Pre-Written Lesson Plans in Instructional Materials: Currently, teachers can be required to prepare brief, written lesson plans. This bill provides that unit or weekly lesson plans included in materials adopted by a district will count for this purpose.

Educator Preparation Training Requirements: Educator preparation programs must include instruction on how to access open resource materials included on the SBOE list of approved materials.

Planning and Noninstructional Duties of Teachers: Generally restricts districts in requiring specific classroom teachers to perform duties relating to initial plan design and instructional materials selection during their planning and preparation time that are not expected of other teachers in the same subject or grade level unless the duties are included in a supplemental agreement, including creating or selecting instructional materials. If such an agreement is reached, it must explicitly state the duties to be performed that are unrelated to providing instruction.
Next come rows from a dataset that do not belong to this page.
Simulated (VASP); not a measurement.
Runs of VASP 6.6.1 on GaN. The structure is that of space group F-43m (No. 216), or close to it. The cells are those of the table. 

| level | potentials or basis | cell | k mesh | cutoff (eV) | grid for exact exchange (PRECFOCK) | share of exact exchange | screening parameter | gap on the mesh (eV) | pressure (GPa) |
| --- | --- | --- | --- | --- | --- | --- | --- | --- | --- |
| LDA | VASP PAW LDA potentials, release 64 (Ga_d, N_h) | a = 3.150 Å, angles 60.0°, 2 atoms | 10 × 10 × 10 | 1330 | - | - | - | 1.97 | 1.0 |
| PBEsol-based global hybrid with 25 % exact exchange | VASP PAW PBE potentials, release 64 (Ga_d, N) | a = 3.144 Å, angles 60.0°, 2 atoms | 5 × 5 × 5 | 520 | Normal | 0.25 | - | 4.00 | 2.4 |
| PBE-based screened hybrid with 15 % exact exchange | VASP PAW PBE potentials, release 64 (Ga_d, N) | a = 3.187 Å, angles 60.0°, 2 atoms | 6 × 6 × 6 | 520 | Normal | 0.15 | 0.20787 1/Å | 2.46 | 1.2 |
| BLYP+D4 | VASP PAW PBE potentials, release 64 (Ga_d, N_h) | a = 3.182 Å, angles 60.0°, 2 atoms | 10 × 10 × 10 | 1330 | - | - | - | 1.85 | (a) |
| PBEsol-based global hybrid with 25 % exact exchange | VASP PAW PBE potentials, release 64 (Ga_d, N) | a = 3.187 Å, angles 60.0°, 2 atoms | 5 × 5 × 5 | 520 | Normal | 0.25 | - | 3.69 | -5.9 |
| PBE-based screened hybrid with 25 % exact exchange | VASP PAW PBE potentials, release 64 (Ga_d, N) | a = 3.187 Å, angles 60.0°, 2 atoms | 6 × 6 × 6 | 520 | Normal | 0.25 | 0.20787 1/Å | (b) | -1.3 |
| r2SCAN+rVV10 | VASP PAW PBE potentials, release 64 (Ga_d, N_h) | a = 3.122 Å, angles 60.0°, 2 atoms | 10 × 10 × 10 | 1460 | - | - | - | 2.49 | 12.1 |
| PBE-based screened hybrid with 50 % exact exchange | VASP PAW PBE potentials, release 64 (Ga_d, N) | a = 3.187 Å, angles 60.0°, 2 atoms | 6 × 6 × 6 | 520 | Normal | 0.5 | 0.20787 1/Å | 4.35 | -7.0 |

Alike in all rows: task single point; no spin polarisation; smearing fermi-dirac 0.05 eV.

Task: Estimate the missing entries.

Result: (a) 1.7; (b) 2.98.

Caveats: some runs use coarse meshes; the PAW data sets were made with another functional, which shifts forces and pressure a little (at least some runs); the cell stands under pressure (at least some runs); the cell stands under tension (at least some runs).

Immunity from Disciplinary Proceedings for Classroom Teachers: Teachers who, with fidelity, use only materials from the SBOE approved materials list that were adopted by the district are immune to disciplinary proceedings that allege the teacher violated any of a litany of state or federal laws. This immunity acts in addition to any other immunity provided by law.

Parent Access to Teaching Materials: Districts must make tests and teaching materials readily available to parents in person and teaching materials readily available via an instructional materials parent portal offered online at least thirty days before school year begins and thirty days after it ends. This does not include tests that have not been administered, or graded assignments.

Right to Request Instructional Material Review: If at least a quarter of the parents of enrolled students at a campus request that the school board review that campus’s instructional materials, the board must conduct such a review, unless the petition is presented by the parents of less than 50% of the students and, by a majority vote, the board denies the request. The board does not have to conduct multiple reviews of the same subject area or grade level in a single school year.

Required Curriculum: SBOE must specify an initial list of required vocabulary and at least one literary work to be taught for English Language Arts TEKS in each grade level. The chosen vocabulary must support TEKS in other subjects as well.

District Curriculum, Scope, Sequence, and Instructional Materials: Prohibits school districts from penalizing teachers who do not follow the pacing of the district’s scope and sequence or instructional materials for a subject in a particular grade level.

Reading Standards for Kindergarten through Third Grade: Prohibits three-cueing in phonics curriculum.

State Instructional Materials and Technology Fund: Money in the state instructional materials and technology fund may to be used to pay for the reproduction of open education resource instructional materials.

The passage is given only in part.